On Thu, Jan 18, 2007 at 11:01:45PM +0530, Abhishek Sagar wrote:
It seems to me that the preempt_disable()/preempt_enable() calls in
kprobe_exceptions_notify() are either at best inert, or possibly
hiding an existing bug.

The decision to sandwich kprobe_exceptions_notify between preempt_disable()/preempt_enable() is to 'explicitly' disable preemption.

Let's set aside for the moment the general point you raise below.

The point I was raising specifically about kprobe_exceptions_notify()
is special.  Preemption must be held disabled from the point of the
exception to when kprobe_exceptions_notify() is entered.  If it is
not held disabled, kprobe_running() can return the wrong processor.
A very serious kprobes bug!

The macro kprobe_running() invokes __get_cpu_var() which invokes
smp_processor_id() which can invoke debug_smp_processor_id().  The
function debug_smp_processor_id() has sanity checks to ensure that
the CPU thread is bound in various ways including making sure that
preempt_count is non-zero or that interrupts are disabled.  If the
CPU isn't bound, debug_smp_processor_id declares a bug and logs
the state pointing out the offending function.

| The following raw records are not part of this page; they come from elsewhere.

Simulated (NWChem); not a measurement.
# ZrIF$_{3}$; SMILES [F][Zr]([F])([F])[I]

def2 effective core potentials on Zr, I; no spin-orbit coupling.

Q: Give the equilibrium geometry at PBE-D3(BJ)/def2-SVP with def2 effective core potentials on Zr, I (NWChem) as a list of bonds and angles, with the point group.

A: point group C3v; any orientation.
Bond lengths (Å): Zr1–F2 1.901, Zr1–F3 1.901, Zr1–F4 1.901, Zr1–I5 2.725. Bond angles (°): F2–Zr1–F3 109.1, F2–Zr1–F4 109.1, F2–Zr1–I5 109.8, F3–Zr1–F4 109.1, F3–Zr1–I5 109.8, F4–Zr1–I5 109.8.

What I think was going on was that kprobe_exceptions_notify() was
causing these log messages on some architectures.  What I suspect
is that rather than fixing the real bug by ensuring that preemption
was properly held disabled in a continuous chain from the point of
the exception through to invoking kprobe_exceptions_notify(), the
person buried the bug by adding the calls to preempt_disable()/
preempt_enable() in kprobe_exceptions_notify() to defeat the checks
in debug_smp_processor_id() -- and the original SMP bug is still there!

Does my explanation make sense? Is this what could have happened?

Seems like even though there are sections in the kernel which now seem
like non-preemptible (because they run with interrupts disabled), they
can be turned into preemptible sections in the future. The sections
which explicitly want to run in a preemption safe environment must
take proper preemption locks to safeguard themselves permanently.
kprobe_exceptions_notify is such a function because of its use of
per-cpu variables. So if in the future, the ARM undef exception
handling code becomes preemptibe, the per-cpu variable dependent
code-path in it (like kprobe_handler) would remain safe even then.

The confusion which now arises, is that the quote suggests that even
with local_irq_disable'd the current process can be rescheduled. But
having a look at preempt_schedule(), it shows the following check
right at the beginning:

if (likely(ti->preempt_count || irqs_disabled()))        /* --->
notice the 'likely' optimization */

It doesn't seem like preemption can be triggered in scenario quoted
from preempt-locking.txt ...can somebody explain this?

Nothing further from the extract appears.